A mutual insurance company is one that is owned by its policyholders. So when you take out a policy, you are buying a tiny portion of the company and get to share in the profits of the company in the form of dividends or reduced insurance premiums. Insurance demutualization is when a company owned by its customers transforms into a publicly traded stock company. Maybe the most recognizable mutual insurance company is Mutual of Omaha, famous for sponsoring the Wild Kingdom TV show in the 1960s through 80s.
That one is still a mutual company, but more than 200 US-based mutual insurance companies have demutualized since 1930. They include biggies like John Hancock, Metlife, Mutual of New York and Prudential. Now here’s where it gets interesting: When those companies demutualized, they had to buy out their policyholder-owners. But many policyholders didn’t realize they were owned money because over the years they had always gotten discounts on their premiums rather than dividend checks.

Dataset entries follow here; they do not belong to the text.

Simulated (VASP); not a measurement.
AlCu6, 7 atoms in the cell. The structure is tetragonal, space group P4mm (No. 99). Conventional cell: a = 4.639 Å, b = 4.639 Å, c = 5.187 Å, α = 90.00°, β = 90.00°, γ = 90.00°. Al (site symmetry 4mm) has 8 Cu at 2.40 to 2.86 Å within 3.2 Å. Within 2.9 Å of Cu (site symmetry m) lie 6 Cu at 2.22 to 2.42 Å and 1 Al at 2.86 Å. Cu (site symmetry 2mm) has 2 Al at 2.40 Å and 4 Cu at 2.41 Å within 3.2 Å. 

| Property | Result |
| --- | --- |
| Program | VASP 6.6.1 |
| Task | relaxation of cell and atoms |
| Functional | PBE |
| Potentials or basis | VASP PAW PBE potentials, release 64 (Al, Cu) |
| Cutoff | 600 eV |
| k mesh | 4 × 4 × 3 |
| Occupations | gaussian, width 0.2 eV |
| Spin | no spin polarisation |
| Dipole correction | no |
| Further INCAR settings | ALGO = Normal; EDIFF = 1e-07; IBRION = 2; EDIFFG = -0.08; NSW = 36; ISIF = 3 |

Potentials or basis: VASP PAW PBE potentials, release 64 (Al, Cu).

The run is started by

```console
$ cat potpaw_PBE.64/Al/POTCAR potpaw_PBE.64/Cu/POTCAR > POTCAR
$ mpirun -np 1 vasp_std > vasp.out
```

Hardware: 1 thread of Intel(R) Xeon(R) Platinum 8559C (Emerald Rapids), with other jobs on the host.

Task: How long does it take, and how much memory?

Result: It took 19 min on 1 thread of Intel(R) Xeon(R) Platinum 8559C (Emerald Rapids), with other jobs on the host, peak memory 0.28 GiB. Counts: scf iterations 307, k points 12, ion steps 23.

In fact, on Episodes 1 and 2 of Easy Money, I interviewed Spencer Hathaway, who I helped find several different unclaimed money accounts, and 2 of the biggest he found were available because of insurance company demutualizations.
The rest of the story is that Spencer had let his policy lapse, when he bailed out of the fraternity, and he STILL got $600 in unclaimed money from it!! Remember, most of these demutualizations occurred between 1930 and 2001. That’s a long time span when you or your family may have owned a policy. So be sure to check MissingMoney.com and unclaimed.org to see if you and yours are owed any unclaimed money from insurance demutualizations.